I feel like the Internet doesn’t understand me.
Actually, I don’t doubt that this is the case, but I don’t feel like I’ve been given a chance to explain myself either.
Why so cryptic, Jenn? Well, in the last few years, I’ve found myself getting blocked by other users on Twitter and Instagram. Upon discovering that I’ve been blocked, all I can do is scrunch up my face and utter “uh, okay…” to myself while staring at the screen, perplexed. Really, what else can I do? These users found something they dislike about me and felt it necessary to block me from seeing updates on their feeds.
But I’m here now to say that I’m just a soul whose intentions are good.
With online communication, it is sometimes difficult to interpret the manner in which someone is speaking. You don’t see their body language, their facial expression, or hear the tone of their voice. You only have words on a screen to go by. Most of the time, they are a mix of lower and uppercase letters. Sometimes all uppercase when emphasis or an increase in volume needs to be conveyed. Ideally, proper grammar is used, or thrown out the window entirely.
I think that I convey myself in a manner that is easily understood, but I must come across in a negative way to some if they feel a need to block me.

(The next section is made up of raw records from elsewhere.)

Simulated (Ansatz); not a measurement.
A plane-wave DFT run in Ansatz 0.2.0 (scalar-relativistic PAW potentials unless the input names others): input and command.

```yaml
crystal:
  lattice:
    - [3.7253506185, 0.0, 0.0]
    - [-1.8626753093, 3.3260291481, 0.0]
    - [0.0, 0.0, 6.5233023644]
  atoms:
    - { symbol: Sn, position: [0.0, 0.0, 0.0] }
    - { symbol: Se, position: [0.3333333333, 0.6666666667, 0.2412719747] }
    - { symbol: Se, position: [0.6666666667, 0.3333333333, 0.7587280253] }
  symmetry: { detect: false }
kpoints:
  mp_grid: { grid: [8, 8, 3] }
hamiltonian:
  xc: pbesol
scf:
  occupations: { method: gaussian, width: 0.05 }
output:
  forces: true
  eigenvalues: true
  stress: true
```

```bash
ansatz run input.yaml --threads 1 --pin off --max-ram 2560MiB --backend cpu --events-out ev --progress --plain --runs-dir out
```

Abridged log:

I see my online self as a more outgoing, playful version of my offline self. If I’m joking around or being sarcastic, most of the time I will end my sentence with a winking emoticon. If I’m talking about a subject that I am passionate about, I will probably use capital letters to emphasize my words and end my sentences with an absurd amount of exclamation marks. Did you spell something wrong? Yeah, I will probably call you out on it, but that’s just how I am. But I assure you. I’m not a malicious, axe-murdering stalker.
I’m on the Internet to socialize, make friends, and spend an obscene amount of time browsing Reddit. I met most of my current circle of friends on the Internet — my longest friendship with an “Internet friend” has gone on for 15 years, and just recently I attended her wedding. I’ve organized meet-ups with these friends, dated a few of them as well, and I think they’d give me a good reference as far as not coming after them with an axe. ;) (<– See? I'm winking! Sarcasm!)
What really hurts is when I am blocked by bloggers that I really enjoy following who encourage their readership to follow them on Instagram and Twitter. I don’t recall saying or doing anything that would make them want to block me — I just seem to be an unwelcome part of their readership. If they encourage their readers to follow them, but block some of them, what is the point in having a public account to invite people to in the first place? I’ve stopped reading their blogs because I don’t feel welcome to anymore.
But again, this comes back to the question “What can I do?” Hopefully one day they will stumble across my little blog, get to know me better, and maybe decide to unblock me. Aside from that, I guess I will just keep being myself.
And I know that I cannot please everyone, and that I will not be everyone's cup of tea, but I just want to be your friend, damn it! ;)
Have you ever been blocked by someone on social media? How did you handle it?